Thanks to the city's many hills, lakes, and bays, all Seattle neighborhoods are distinct. However, none is more a world unto itself than giant West Seattle. It is only minutes from city center travelling down Highway 99 and across the West Seattle Bridge.
On September 28, 2006, Seattle Times columnist Ron Judd, in a humor piece titled "How to tell the truth about the Pacific N.W.," described West Seattle in an imagined Q&A explaining the NW to a non-local:
Q: What should I know about West Seattle?
West Seattle's miles of rolling peninsula feature many of the city's loveliest parks and beaches, its highest hills, a couple of happening retail districts studded with good restaurants, middle-class neighborhoods blessed with gorgeous views, and a mix of residents as diverse as any in town.
A: It’s lovely, and sort of an island unto itself in a social sort of way. Unfortunately, after the next big earthquake, it very likely will be an island unto itself in a physical sort of way.
West Seattle might be more apt to be called Southwest Seattle because it occupies that quadrant of the city. The "south" part was skipped because Seattle has long been divided along class lines north and south. As the nicest part of the South End, early boosters called the place West Seattle to distance it from its embarrassingly obvious southern location.

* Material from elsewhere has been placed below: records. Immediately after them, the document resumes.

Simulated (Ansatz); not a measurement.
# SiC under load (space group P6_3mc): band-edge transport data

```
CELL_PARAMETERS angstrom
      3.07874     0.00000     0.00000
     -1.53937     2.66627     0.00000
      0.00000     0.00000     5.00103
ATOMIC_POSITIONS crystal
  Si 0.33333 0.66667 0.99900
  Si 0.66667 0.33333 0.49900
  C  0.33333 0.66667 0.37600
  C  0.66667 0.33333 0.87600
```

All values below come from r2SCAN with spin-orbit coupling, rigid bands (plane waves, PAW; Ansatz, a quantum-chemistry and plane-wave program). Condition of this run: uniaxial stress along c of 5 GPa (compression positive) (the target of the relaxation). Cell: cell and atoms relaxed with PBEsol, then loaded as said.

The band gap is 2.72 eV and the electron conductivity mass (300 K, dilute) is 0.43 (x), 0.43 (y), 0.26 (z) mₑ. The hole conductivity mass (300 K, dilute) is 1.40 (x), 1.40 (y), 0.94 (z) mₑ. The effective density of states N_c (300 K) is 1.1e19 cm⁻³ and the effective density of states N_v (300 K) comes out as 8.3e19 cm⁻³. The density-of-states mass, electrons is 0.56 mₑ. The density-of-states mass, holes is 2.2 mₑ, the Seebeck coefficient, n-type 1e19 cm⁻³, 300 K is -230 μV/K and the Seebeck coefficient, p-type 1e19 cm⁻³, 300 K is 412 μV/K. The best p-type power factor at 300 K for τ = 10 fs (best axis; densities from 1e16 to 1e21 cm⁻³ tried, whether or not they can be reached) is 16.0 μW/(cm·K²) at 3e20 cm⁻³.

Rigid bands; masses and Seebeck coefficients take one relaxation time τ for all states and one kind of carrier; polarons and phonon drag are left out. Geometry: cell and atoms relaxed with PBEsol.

Known as the "gold coast" to many in the housing market, West Seattle has broad spectrum of available housing, with the majority of real estate retaining a very favorable return. The latest development to raze and remodel the Highpoint area has helped land values continue up at a pace outlasting the bubbles the rest of the city sees. Generally, the socio-economic spectrum stretches from the southeast, near White Center, northwestward until one arrives among the leafy, pricey homes overlooking Alki Beach, the city's favorite strand.
Among its residents, West Seattle features more than its share of famous and not-so-famous rock stars, mountaineers, artists and others taken with its unpreposessing, outdoorsy style.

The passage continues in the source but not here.